Sol LeWitt (American, 1928–2007) is renowned as a founding member of both Minimalism and Conceptual Art. LeWitt attended classes at the Wadsworth Atheneum Museum in his hometown of Hartford, Connecticut as a youth, and then received a BFA from Syracuse University. After serving in the United States Army in Korea, he moved to New York in the early 1950s, took classes in illustration, and worked as a graphic designer for several magazines and for architect I.M. Pei. In the 1960s LeWitt began creating
two- and three-dimensional works using the
cube, varying its form through systems based on language, mathematics, and other structures. LeWitt began exhibiting his work regularly as a leader among an emerging group of Minimalist artists. His works included sculptures based on the cube, and his late 1960s “wall drawings,” in which he drew
lines in pencil along gallery walls, first in verticals and horizontals, and later in complex structures of
circles and arcs, painted in color with the help of assistants.

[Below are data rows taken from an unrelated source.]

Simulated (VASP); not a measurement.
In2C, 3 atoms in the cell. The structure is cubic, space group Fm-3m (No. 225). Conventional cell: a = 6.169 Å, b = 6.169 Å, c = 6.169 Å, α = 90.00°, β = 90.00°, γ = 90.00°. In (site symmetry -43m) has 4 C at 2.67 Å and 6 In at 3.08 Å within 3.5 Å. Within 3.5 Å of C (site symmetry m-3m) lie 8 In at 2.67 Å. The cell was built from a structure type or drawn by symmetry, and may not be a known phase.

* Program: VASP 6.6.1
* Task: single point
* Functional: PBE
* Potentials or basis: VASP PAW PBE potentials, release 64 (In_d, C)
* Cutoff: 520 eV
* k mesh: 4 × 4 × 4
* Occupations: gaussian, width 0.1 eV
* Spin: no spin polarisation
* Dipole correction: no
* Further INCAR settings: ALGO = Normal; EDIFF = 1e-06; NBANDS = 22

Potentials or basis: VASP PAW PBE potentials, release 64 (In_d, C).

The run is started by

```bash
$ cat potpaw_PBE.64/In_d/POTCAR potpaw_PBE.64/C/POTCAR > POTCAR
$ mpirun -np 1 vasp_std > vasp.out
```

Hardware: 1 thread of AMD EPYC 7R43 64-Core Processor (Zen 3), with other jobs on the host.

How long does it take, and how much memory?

LeWitt’s work also reflects an interest in repetition and serial pieces, which he frequently uses as a way to convey the passage of time or a storyline. In addition to his sculptures, wall drawings, and two-dimensional works, LeWitt created many artists’ books, and co-founded the organization Printed Matter, which publishes and circulates artists’ books to the greater public. LeWitt moved from New York to Spoleto, Italy in 1980, and in later years worked on
wooden cinderblock sculptures and large wall drawings with acrylic paint. LeWitt has held solo exhibitions at the Museum of Modern Art and the Whitney Museum of American Art in New York, the San Francisco Museum of Modern Art, the Tate Gallery in London, and the Stedelijik Museum in Amsterdam, among other venues. He has also exhibited his work at several documenta exhibitions in Kassel, Germany, and at several Venice Biennale shows. LeWitt died in New York in 2007, at 87 years old.